44. The Long Goodbye
Before watching this film, I would have never, in a million years said Elliot Gould was a sexy man. He came before my time. He was an old man to me. But oh my, Phillip Marlow is a sexy man. His best friend is a cat and the cat is in charge. His neighbors are a group of party girl sirens always begging for his attention. But, he doesn't pay them any mind. He knows better. And so begins Robert Altman's take on the most classic of all Noir characters.
This Marlow is the coolest private dick around. He takes every situation in stride. Everything is OK by him. He has a kind of cool elegance of movement and speech that lets you know that something is going on inside. He's already two steps ahead of the bad guy and, if he's not, he can roll with the punches.
The story is pretty standard noir fare. His best friend's wife is murdered and the friend is on the run. At the same time, another case falls in his lap featuring a lovely lady with a missing husband. Unrelated cases that reveal themselves to be connected underneath. Our hero has to figure out what's going on while being watched by the cops and the mob. I don't want to give more away but suffice to say such a simple description doesn't come close to expressing the complexity of the mystery.

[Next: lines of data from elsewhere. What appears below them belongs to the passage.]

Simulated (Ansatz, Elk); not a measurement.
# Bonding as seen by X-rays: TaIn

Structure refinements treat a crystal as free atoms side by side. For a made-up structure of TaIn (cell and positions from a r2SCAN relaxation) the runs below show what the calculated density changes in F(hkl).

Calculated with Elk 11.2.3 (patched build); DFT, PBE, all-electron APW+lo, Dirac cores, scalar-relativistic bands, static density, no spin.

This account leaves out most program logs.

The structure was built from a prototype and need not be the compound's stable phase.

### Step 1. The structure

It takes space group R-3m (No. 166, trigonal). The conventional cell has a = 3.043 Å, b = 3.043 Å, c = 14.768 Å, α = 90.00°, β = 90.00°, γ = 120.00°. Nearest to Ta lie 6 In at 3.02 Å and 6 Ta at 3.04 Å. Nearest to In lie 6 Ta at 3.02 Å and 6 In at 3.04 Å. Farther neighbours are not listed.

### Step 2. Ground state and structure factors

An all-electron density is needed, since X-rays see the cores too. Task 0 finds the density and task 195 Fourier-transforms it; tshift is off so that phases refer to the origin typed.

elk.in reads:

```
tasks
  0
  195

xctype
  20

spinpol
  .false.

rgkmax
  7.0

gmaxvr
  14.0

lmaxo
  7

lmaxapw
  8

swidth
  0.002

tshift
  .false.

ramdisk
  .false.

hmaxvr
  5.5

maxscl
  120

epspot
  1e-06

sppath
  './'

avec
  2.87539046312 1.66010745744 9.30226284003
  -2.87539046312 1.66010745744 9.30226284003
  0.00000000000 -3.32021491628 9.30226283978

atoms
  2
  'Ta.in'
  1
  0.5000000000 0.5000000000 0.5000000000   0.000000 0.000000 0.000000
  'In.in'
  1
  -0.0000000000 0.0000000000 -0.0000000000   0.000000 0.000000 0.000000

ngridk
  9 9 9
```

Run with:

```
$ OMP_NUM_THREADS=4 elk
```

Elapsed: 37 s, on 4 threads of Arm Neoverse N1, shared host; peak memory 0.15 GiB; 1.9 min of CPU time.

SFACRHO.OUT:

This movie came out in 1973 and you get a real sense of the time. Admittedly, Altman's direction is more concerned with style than anything but, I love the hardboiled detective re-cast as shabby hipster. Its so obvious that Spike from Cowboy Bebop is a clone of this character. He's the loose limbed cool cat with a bad-ass hiding underneath. Even his shaggy mop of hair and ever present skinny tie are the same. Some may find the story rambling but it fits the nature of Marlow and the end is a kick in the pants. I wouldn't call it a twist ending but I didn't see it coming.